General Relativity as a Challenge for Physics Education

690. WE-Heraeus-Seminar

10 Feb - 15 Feb 2019

Where:

Physikzentrum Bad Honnef

Scientific organizers:

Prof. Dr. Ute Kraus, Dr. Corvin Zahn, U Hildesheim

Aims: The goal of the seminar is to promote the scientific exchange of ideas and research results on the teaching of general relativity. The seminar will be focussed on the secondary school and undergraduate levels.

Target audience: Physics education researchers, physicists, and physics teachers are invited to participate in the seminar. PhD and master students are encouraged to apply.

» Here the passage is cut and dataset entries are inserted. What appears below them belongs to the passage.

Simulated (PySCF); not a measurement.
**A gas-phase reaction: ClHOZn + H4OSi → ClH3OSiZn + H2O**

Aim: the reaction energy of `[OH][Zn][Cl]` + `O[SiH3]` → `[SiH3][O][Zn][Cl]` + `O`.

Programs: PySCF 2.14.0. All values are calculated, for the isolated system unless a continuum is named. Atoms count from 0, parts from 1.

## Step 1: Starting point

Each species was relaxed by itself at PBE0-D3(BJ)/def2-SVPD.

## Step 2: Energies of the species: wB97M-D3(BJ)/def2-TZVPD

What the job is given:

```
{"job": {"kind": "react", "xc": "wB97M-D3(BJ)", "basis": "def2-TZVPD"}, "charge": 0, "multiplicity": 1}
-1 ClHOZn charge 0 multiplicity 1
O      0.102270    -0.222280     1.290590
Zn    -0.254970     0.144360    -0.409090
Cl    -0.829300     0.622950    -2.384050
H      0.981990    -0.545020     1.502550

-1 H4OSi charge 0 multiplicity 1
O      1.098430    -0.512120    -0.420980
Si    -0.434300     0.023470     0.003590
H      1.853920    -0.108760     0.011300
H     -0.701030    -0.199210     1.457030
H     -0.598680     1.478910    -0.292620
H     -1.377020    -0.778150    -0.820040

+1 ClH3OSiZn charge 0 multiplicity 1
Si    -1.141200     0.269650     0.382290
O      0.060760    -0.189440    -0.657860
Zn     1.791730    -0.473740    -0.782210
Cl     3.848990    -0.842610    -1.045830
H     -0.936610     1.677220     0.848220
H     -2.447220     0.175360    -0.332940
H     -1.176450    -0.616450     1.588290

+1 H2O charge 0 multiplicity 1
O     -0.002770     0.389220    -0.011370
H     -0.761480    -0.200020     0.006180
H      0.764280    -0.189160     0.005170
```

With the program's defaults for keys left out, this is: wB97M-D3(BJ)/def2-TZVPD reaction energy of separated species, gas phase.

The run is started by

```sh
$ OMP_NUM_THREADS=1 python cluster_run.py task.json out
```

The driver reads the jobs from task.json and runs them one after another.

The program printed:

Background: General relativity is one of the fundamental advancements of physics in the 20th century, well established and tested to high accuracy, basis of modern astrophysics and cosmology. General relativity and its applications are also especially fascinating for many students, both in school and at university. In spite of its fundamental importance general relativity is not part of most curricula in secondary schools and in undergraduate university education.

However, in recent years this has begun to change and general relativity has made its way into the secondary school curricula of a number of countries. Concurrently, physics education research on teaching general relativity has become more active with a wide variety of research activities. There are studies aimed at implementing specific curricula, others originate from the conviction that a contemporary physics education should give all students the opportunity to get acquainted with general relativity. Methodically, current research activities cover a broad range including the design of new teaching materials and of whole teaching units, the development of assessment instruments and the evaluation of new approaches, and empirical research on learning and instruction.

Scope and Key Topics: The teaching of general relativity at the secondary school and undergraduate levels is a challenge for physics education. Novel and abstract concepts must be explained. The mathematical framework of the theory is involved and is not accessible to learners at these levels. New approaches must therefore be developed that make it possible to teach general relativity using no more than elementary mathematics. The seminar will be a forum for the discussion of these questions. Contributions will be grouped in two strands, each strand comprising several invited talks, a discussion slot and a poster session.

  • Strand A: Curriculum development & design
    • What should be taught about general relativity? - Curriculum development for general relativity at the different levels and for different time budgets.
    • How can this be taught? - Development of teaching materials, including models, visualizations, animations, interactive simulations, analogies, thought experiments, elementary computations. Development of teaching concepts, including teaching units, lectures, tutorials, online-modules, contributions to textbooks, teacher guides.
  • Strand B: Evaluation & research on learning and instruction
    • What are the outcomes of the proposed ways of teaching? - Empirical tests of teaching materials and concepts, including the development of assessment instruments, tests in different settings (in school at different levels, in out-of-school education, at university).
    • What can be learned from educational research? - Empirical research on learning and instruction, including students' conceptions, conceptual change, evaluation of learning environments, the fostering of qualitative understanding.
Further information can be found at this website

The conference language will be English. The Wilhelm and Else Heraeus-Foundation bears the cost of full-board accommodation for all participants.